Running Cassandra on DC/OS

Mesophere recently opened sourced their DataCenter Operating System (DC/OS), a platform to manage Data Center resources. DCOS is built on Apache Mesos which provides tooling to “Program against your datacenter like it’s a single pool of resources”. While Mesos provides primitives to request resources from a pool, DC/OS provides common applications as packages in a repository called the Universe. It also provides a web UI and a CLI to manage these resources. One helpful way to understand Mesos and DC/OS is imagine if you were to package an application as a container: You want tools to deploy and configure this container without having to deal directly with provisioning and system level configuration.

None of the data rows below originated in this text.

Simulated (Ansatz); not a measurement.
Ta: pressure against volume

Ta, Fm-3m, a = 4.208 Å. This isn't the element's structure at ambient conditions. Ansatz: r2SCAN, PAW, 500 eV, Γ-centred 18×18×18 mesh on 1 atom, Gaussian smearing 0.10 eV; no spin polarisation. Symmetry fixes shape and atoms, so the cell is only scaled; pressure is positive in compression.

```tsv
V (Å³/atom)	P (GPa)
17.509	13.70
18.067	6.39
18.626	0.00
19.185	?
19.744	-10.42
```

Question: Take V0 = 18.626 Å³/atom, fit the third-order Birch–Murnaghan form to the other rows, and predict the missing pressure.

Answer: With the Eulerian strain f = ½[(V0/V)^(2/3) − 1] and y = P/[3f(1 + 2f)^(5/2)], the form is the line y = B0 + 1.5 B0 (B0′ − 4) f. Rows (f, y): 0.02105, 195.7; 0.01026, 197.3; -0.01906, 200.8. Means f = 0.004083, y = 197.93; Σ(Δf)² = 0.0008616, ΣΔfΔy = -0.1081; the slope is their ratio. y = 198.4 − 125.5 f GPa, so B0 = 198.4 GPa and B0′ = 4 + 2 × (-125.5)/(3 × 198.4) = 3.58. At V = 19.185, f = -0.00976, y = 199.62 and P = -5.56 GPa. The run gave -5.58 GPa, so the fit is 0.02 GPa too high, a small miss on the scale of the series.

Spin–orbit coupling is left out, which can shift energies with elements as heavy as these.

Apache Cassandra is a good example of an application that can be managed with DC/OS. To run Casandra we require software to be installed and configured across one or more nodes. DC/OS has a package for Cassandra that gives a wizard based install and after the process is up and running tools to help with configuration and management tasks. This blog will show how to setup DC/OS in the Amazon cloud, how to install Apache Cassandra on a DC/OS cluster, and finally new ways to interact with and Apache Cassandra after it is installed.

Setting up DCOS

For this blog we installed DC/OS using the DCOS on AWS Documentation, however as you would expect it supports multiple deployment scenarios. While the instructions are easy to work through, we have mentioned a few steps below that took a little more though (or were just interesting). There are a few places in the process that require the user to complete an OAuth dialog we skipped those for brevity.

In the instructions listed above, Step 2 provides a link to the DC/OS Cloud Formation template to launch a cluster in AWS. When you click that your first choice is choosing which Amazon Region you wish to launch the Cloud Formation template. You normally will want to pick the same Region as the rest of your infrastructure.

AWS Location

After you have clicked on one of the links above you will be taken to Amazon Cloud formation wizard to launch the Stack. A Stack is the Cloud Formation term for a set of related resources that can be managed as a single unit. As you proceed through the installation wizard you will be prompted with a settings screen. The SlaveInstanceCount setting is used to control the number of “follower nodes”, the nodes DC/OS will install managed services like Cassandra on. DC/OS treats these nodes as a pool of resources which have RAM, CPU, and hard disk space. For testing purposes I lowered the value of SlaveInstanceCount from 5 to 3, because to get the full distributed Cassandra experience you need a minimum of three nodes.

Cloud Formation

Keep in mind that that the DC/OS CloudFormation template creates multiple servers with moderate computing capabilities. The template currently uses m3.xlarge instances, resulting in the configuration above costing approximately $1000.00 USD to run for a month, so destroy this stack when you are done evaluating. Also if using this template for a production installation to remember chose instance types that make the most sense for your applications.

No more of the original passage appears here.